De Camp also throws in a cameo by Robert E. Howard and references to H.P. Lovecraft. Of course he does. De Camp admired Howard, completed some of his unfinished manuscripts, and penned further adventures of Howard's most enduring character, Conan. And, back in the 70s, referencing Lovecraft amounted to a nerd secret handshake. The eccentric author hadn't really penetrated the mainstream yet; not a few hardcore outsider teens, wannabe Satanists, and Sunday School teachers still believed the Necronomicon was real. The side of Lovecraft that would have agreed with Nicolson still went largely unacknowledged.1
De Camp had no patience for religious cults, pseudoscience, and revolutionary politics.2 Newbury, a stand-in for the aging and curmudgeonly author, often regurgitates de Camp's views. There's nothing intrinsically wrong with that but, at times, they're distractingly irrelevant to the tale he's telling or, more tellingly, the only reason for the story to exist at all. Even when I agreed with him I found he started to grate.3
The collection contains a few gems, and presents some intriguing ideas. "A Sending of Serpents" presages cyber-harassment. Mostly, however, The Purple Pterodactyls is a lesser work of de Camp's, sustained by his erudite but readable style. If you haven't encountered de Camp's work before, you probably want to start with The Best of L. Sprague de Camp, or drop by Gavagan's Bar. If you happen to like his lighter stories, you will probably enjoy at least some of this collection.
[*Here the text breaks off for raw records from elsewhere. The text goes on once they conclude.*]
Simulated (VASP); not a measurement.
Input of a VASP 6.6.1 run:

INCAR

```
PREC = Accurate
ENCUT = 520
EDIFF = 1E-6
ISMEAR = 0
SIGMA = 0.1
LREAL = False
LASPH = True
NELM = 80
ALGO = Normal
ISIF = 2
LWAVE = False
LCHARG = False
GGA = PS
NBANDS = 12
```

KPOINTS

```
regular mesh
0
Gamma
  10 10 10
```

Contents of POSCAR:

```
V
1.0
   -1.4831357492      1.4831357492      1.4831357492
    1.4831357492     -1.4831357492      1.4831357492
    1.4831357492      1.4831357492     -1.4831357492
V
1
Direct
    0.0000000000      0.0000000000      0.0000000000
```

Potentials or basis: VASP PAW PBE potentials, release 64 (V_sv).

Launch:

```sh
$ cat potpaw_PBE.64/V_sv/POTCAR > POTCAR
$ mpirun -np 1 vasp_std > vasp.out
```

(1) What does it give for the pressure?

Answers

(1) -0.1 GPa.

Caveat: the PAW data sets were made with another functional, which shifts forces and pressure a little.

He even gets around to explaining its anomalous, amaranthine title.
1. De Camp himself proves an exception. He wrote about Lovecraft's racism in a 1975 essay, "Lovecraft and the Aryans." The essay tries to place Lovecraft's racism in the man's cultural and psychological context.
2. De Camp wrote many articles debunking pseudoscience, cults, and religious notions. His mother, he wrote, died of an "overdose" of faith healing. His rationalist attacks are, paradoxically, fueled in part by his own emotional history.
3. My reaction was further tempered by the fact that the first-print Ace paperback I read contained uncorrected errors, including typos and the identification of a dimetrodon as a pterosaur. Almost certainly, de Camp meant (and likely wrote) dimorphodon.